Can a low loonie protect against falling commodity prices?

I’m expecting slightly lower agriculture prices in 2016 with global commodity supplies either growing or already oversupplied. This has, not surprisingly, lead to concerns about profitability voiced by many attending the 2016 FCC Ag Outlook tour.

I’ve said before that one of the most important economic drivers of Canadian agriculture this year will be the potential squeeze in profits facing producers.
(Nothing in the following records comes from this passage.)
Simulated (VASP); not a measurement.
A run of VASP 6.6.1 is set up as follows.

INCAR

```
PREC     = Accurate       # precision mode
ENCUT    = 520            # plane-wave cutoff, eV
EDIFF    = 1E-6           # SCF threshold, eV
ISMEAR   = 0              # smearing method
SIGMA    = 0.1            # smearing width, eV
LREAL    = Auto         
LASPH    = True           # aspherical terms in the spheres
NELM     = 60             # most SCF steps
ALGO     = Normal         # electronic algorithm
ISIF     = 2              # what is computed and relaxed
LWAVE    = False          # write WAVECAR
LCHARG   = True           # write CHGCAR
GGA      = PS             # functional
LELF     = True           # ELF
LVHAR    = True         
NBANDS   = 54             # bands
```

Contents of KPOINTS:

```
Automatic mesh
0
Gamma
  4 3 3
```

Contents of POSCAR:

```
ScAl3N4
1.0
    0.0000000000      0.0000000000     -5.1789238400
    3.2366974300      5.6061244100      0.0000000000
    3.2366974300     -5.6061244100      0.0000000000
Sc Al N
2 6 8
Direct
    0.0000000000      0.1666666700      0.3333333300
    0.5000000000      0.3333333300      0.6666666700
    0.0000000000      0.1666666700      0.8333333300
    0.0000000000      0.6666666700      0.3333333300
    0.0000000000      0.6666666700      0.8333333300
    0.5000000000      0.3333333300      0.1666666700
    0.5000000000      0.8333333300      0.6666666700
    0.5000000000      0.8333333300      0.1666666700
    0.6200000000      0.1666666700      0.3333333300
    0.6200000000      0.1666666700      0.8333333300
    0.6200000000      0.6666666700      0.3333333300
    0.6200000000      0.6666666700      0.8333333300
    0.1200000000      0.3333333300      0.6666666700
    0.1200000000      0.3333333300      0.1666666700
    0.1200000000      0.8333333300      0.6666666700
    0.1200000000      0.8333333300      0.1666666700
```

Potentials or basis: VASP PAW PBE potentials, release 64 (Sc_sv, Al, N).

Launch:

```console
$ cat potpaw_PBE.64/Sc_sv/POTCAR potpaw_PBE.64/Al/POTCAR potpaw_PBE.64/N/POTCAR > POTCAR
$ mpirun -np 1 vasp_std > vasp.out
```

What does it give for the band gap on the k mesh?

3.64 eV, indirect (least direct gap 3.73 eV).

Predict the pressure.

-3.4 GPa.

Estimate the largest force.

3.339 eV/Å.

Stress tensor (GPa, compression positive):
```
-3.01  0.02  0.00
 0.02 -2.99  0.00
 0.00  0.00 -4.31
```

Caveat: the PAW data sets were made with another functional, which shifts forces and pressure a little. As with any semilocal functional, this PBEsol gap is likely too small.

Last week’s USDA agriculture projections to 2025 validated the projection of softer commodity prices in 2016. Despite a potential price decrease this year, Canada’s producers will remain profitable, at least in part thanks to the loonie. It’ll provide support, albeit to varying degrees, across all sectors:

  • The livestock sector’s profit trends will be steady or decline slightly from their record highs
  • Profit trends in the grains and oilseeds sector will vary by commodity

Cattle profits will tighten but remain high

Expect tighter margins for cattle in 2016 - while remembering the sector’s recent years of record profitability. Futures markets suggest feedlot profitability will be challenged in the first half of the year, but will improve as the ratio of feeder-to-fed cattle comes down closer to its historical average. I expect cow-calf operations to remain profitable in 2016, although less so than last year. The dollar will help here.

Hogs to show profits in 2016

Profits in the hog sector should also be positive, especially for operations benefitting from economies of scale or managing operating expenses below the industry average. The recent repeal of COOL and the low loonie will bode well for Canada’s exports to the U.S., also helping lessen the impact of the 2015 U.S. herd expansion.

Profits in canola, wheat, corn and soybeans will differ

Three months ago, grains and oilseeds weren’t looking as good as they are now. Canola, for one, has bounced back due to the positive impact of the dollar. Exports have been strong and tighter stocks have supported prices. Available supply of wheat in the global marketplace is strong, and as such price expectations will be lower in 2016 than in 2015. This should bring margins lower than their historical average.

Conversely, profit margins for corn and soybeans are expected to be lower than their 5-year average. Large global stocks of both commodities and softer corn demand for biofuel production as oil prices continue to flounder will keep U.S. prices lower than their 5-year average. The low Canadian dollar will keep basis levels strong and protect Canadian prices from falling to a level where profits turn negative.

Manage costs to maintain profits

As a strong believer in future markets, I’m going to stick with the message I delivered at the 2016 FCC Ag Outlook tour and my projection of “steady” or “slightly declining” profit margins in 2016. The depressed value of the loonie protects profit margins even if it does raise the price of some farm inputs. Farm management skills remain essential to a successful operation.